The Pennsylvania Selective Service Local Board Areas manual, issued by the State Director, effective for the period of time under review here, lists Northampton County Local Board No. 114 as having jurisdiction of the City of Bethlehem, Wards 1 to 17, inclusive, which are all the wards in the City. The manual lists, in addition, for Northampton County, Boards 112, 113 and 115, and for Lehigh County, Boards 89, 90 and 91.

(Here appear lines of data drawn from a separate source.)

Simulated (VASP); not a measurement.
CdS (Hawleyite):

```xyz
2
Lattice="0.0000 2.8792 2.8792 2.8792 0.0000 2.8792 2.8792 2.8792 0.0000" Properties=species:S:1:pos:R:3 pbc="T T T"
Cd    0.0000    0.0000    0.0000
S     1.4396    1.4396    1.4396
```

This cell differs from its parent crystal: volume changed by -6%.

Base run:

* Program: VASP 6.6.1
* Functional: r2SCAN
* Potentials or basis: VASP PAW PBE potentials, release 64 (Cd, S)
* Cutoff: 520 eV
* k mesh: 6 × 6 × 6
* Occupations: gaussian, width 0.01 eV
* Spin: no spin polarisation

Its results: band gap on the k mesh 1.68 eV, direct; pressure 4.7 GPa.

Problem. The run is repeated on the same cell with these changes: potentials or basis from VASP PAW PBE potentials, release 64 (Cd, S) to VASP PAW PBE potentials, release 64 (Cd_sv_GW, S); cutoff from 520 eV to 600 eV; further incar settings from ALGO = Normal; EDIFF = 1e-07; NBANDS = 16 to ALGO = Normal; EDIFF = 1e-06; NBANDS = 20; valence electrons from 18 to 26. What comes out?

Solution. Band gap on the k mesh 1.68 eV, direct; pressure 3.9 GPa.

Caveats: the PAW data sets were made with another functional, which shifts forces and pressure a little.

The office of Local Board 114 is in a bank building in the City and in Northampton County. Wards 1 to 9 and 14 to 17, both inclusive, are in Northampton County and Wards 10, 11, 12 and 13 are in Lehigh County. Appellant contends that this board is thus a hybrid board, as its jurisdictional area crosses county lines, an arrangement which he says is illegal under the statute. He says, that as only one board member was a resident of Northampton County, the board is thus illegally composed. The appellant also contends, and we agree, that the board cannot be construed as an intercounty local board. With reference to the creation and establishment of local boards, 50 U.S.C.A.Appendix § 460(b) authorizes the President in Section (3):
We think that the board was legally established. The statute law is that one or more local boards in each county or political subdivision corresponding thereto of each state shall be created and established. Board 114 was given jurisdiction within a political subdivision, that is, the City of Bethlehem but in two counties. Nothing is said in the statute requiring that a board's jurisdictional area be restricted within county or political subdivision boundary lines. It is true that the language "in each county or political subdivision corresponding thereto of each State" requires a board in each county. What is meant by "or political subdivision corresponding thereto" is not entirely clear, but we think it is merely descriptive of the area in which Congress intended that at least one local board be established. Thus, as a minimum, a board should be in each county or a political subdivision of each state which generally, with regard to its jurisdictional area, should be of a size corresponding to a county or other appropriate political unit in those states and territories which do not have counties, such as Louisiana. This same phrase was used in the 1940 Act and is also used in the language in (b) (3) relating to intercounty local boards, in referring to areas of jurisdiction not exceeding five counties or political subdivisions corresponding
Regulation 1604.51 is entitled "Areas." The State Director of each State is required to divide his state into local board areas. Normally in such area there should be a population not exceeding 100,000. The directive requires at least one separate local board area in each county. In this instance, in Northampton County, there are four local board areas, and in Lehigh County, three local board areas. Also, each local board area shall be entirely within one appeal board area. It is noted at this point, however, that neither statute nor regulation 1604.51 requires that each local board area be confined within county lines. This section should, therefore, be construed as requiring that the President shall create or establish one or more local boards in each county or political subdivision of each State, which was what was done here.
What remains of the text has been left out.